Unfortunately for income investors, interest rates are currently at ultra-low levels and look unlikely to improve for some time to come.
The good news is that there are still plenty of ASX dividend shares that offer generous yields.
But which dividend shares should you buy? Here are two blue chip ASX dividend shares I would buy:
BHP Group Ltd (ASX: BHP)
If you're wanting to invest in the resources sector, then you might as well go for what is arguably the highest quality miner in the world – BHP. The Big Australian has a collection of world class, low cost assets which are generating significant free cash flows. This is particularly the case at the moment thanks to high iron ore and copper prices. Positively, the mining giant also has plenty of growth opportunities which could generate strong returns in the coming years.
This year I believe BHP is well-placed to deliver another strong full year result and, thanks to the strength of its balance sheet, pay more generous dividends to shareholders. Based on the current BHP share price, I estimate a fully franked 6.5% dividend yield.
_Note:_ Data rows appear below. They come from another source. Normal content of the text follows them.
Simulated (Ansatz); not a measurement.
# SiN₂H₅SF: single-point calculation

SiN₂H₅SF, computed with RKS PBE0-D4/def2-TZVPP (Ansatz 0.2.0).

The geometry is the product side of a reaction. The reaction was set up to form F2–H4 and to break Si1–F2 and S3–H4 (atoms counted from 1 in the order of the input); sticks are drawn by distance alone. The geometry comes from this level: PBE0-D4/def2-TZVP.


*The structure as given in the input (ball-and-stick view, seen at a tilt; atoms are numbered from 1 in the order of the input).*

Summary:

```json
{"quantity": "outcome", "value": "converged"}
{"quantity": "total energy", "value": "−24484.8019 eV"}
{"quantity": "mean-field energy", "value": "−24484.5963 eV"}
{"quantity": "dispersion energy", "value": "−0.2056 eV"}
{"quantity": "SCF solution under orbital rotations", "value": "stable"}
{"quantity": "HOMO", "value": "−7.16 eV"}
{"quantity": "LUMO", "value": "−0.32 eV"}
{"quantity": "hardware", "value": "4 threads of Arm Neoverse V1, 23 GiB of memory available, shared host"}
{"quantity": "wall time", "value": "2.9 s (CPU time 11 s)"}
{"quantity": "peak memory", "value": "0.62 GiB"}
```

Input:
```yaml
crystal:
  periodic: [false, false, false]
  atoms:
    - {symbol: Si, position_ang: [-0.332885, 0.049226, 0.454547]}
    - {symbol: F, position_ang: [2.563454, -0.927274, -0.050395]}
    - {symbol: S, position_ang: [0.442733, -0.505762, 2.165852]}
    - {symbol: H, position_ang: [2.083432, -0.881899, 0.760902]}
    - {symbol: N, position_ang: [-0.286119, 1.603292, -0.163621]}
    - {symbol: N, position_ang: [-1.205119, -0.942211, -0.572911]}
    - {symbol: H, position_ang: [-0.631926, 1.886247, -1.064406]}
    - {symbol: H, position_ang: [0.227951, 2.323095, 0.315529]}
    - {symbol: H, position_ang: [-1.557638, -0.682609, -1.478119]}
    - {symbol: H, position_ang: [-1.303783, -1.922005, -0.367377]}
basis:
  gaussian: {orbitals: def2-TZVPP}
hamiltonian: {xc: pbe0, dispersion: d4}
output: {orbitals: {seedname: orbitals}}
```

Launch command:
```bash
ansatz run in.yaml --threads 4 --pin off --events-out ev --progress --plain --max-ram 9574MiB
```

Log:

Telstra Corporation Ltd (ASX: TLS)
Another blue chip ASX dividend share to buy is Telstra. Last week the telco giant dropped to a multi-year low of $2.72. I believe this has left the company's shares trading at an incredibly attractive level for income investors. Especially given its recent annual general meeting. At the event, the Telstra board revealed that it would be willing to amend its dividend policy to maintain its 16 cents per share fully franked dividend. The board will do this if they believe this dividend is sustainable over the medium term.
I'm confident this will be possible based on the early success of its T22 strategy, the arrival of 5G internet, and the easing NBN headwind. In light of this and based on the current Telstra share price, I expect Telstra's shares to provide a yield of 5.9% in FY 2021.